Exhibit 10.33
WATERS CORPORATION
2003 EQUITY INCENTIVE PLAN
STOCK OPTION AGREEMENT
THIS AGREEMENT dated as of December 8, 2004 between Waters Corporation, a
corporation organized under the laws of the State of Delaware (the "Company"),
and Xxxxx X. Xxxxx (the "Optionee"), an employee of Waters Corporation.
1. GRANT OF OPTION. Pursuant and subject to the Company's 2003 Equity
Incentive Plan (as the same may be amended from time to time, the "Plan"), the
Company grants to you, the Optionee, an option (the "Option") to purchase from
the Company all or any part of a total of 15,000 shares (the "Optioned Shares")

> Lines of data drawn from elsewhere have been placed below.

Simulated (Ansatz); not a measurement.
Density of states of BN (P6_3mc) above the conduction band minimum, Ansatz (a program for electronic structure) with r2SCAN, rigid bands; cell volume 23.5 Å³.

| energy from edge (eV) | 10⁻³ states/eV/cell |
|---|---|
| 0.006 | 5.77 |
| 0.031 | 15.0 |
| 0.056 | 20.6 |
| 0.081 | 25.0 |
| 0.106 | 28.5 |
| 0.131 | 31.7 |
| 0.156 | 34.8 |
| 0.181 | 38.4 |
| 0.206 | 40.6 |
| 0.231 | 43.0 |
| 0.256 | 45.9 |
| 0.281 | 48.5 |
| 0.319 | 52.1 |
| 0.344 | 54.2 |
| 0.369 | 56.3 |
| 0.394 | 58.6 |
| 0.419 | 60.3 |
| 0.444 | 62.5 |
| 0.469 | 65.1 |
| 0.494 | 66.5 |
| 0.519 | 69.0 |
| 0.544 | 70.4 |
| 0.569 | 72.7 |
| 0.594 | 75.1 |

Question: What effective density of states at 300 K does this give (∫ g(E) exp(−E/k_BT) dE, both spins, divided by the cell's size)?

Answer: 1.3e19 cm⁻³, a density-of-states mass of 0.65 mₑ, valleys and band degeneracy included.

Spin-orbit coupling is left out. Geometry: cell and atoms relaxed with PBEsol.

of the common stock, par value $.01 per share, in the Company (the "Stock"), at
a price of $47.12 per share. The Grant Date of this Option is as of December 8,
2004.
2. CHARACTER OF OPTION. This Option is not intended to be treated as an
"incentive stock option" within the meaning of Section 422 of the Internal
Revenue Code of 1986, as amended.
3. DURATION OF OPTION. Subject to the following sentence, this Option
shall expire at 5:00 p.m. ET on the 10th anniversary of the Grant Date. However,
if your employment or other association with the Company and its Affiliates ends
before that date, this Option shall expire at 5:00 p.m. ET on the date specified
in the preceding sentence or, if earlier, the date specified in whichever of the
following applies :
(a) If the termination of your employment or other association is on
account of your retirement, death or disability, the first anniversary of the
date your employment or other association ends.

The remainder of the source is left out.